Thursday, May 18, 2006

Angling

OK, I know that it's not a new story that
New federal guidelines ask all females capable of conceiving a baby to treat themselves -- and to be treated by the health care system -- as pre-pregnant, regardless of whether they plan to get pregnant anytime soon.
- it's a couple of days old, and plenty of people have weighed in on it. But I can't stop thinking about it.

I wonder if I'm so up in arms because I don't plan to get pregnant, and I can only think of these things from my point of view. Still, it shouldn't matter, I'm a woman, and my opinion on women's rights is as valid as any other woman. I live with the results every day. We all do, of course, but just like I can never know what it's like to be a black man, neither can men know what it's like to be a woman. Look at me, stating the obvious! Wheee!

OK, so back to the article. It talks about how women should
take folic acid supplements, refrain from smoking, maintain a healthy weight and keep chronic conditions such as asthma and diabetes under control
Now, forgive me if I'm missing something, here, but aren't we all supposed to be doing those things anyway, just in general? I mean, is there any doctor out there who says, "Oh, yeah. You're not pregnant, so you can go ahead and smoke 'em if you got 'em!". Are there doctors advocating unhealthy weights, or telling people that it's OK to let their asthma or diabetes slide, untreated, careening out of control?

Just in case you're the one person who does not know the answer to my rhetorical questions, no, there are not doctors who are all right with those things. In fact, these things are just about good health, period. And truthfully, everyone should, in fact keep themselves in as healthy a state as possible, just on general principal. The fact that lots of us don't is a mystery of human nature, and a study in self destruction, but it's certainly not to be lain at the feet of our doctors, who are always telling us to lose weight, exercise, and lay off the smoking and excessive booze.

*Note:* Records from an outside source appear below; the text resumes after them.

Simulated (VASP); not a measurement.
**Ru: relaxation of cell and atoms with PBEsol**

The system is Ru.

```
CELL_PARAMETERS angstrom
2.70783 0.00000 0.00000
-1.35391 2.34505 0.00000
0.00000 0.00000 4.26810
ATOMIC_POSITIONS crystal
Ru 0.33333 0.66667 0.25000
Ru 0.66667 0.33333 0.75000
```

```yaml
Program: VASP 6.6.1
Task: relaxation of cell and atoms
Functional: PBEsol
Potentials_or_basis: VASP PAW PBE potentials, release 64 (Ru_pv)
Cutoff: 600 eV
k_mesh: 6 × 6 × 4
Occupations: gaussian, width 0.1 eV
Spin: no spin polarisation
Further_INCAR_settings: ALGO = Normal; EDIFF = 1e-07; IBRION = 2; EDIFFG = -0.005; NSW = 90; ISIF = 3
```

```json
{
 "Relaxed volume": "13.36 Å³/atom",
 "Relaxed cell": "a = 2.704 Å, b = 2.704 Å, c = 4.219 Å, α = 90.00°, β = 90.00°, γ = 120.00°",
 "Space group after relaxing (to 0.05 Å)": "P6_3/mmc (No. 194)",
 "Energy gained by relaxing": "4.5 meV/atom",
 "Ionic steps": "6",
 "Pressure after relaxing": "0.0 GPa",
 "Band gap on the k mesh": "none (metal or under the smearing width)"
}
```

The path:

So if this is good general advice, why the "pre-pregnancy" crap? That's the part that bothers me, personally. Is it because someone got the idea in their head that women would be more likely to take care of themselves if the government told them that they were harming their future children? Was it just a new twist on the old manipulation of trying to get women to take care of themselves in spite of themselves? "If you won't do it for you, do it for the babies"? That's fairly insulting, but at least good-intentioned. But what if it's not just that? What if it really is just someone's idea that women aren't any good to society if we're not pushing out the next generation (of men)? What then?

The wording in this initiative, this "preconception care", it makes me itchy. What I've learned in life is that things that make me itchy are not good things for me. I don't like it, I don't like it at all. My day to day life, my existence as a person, as Tami, is not my "preconception life", it's just my life, period.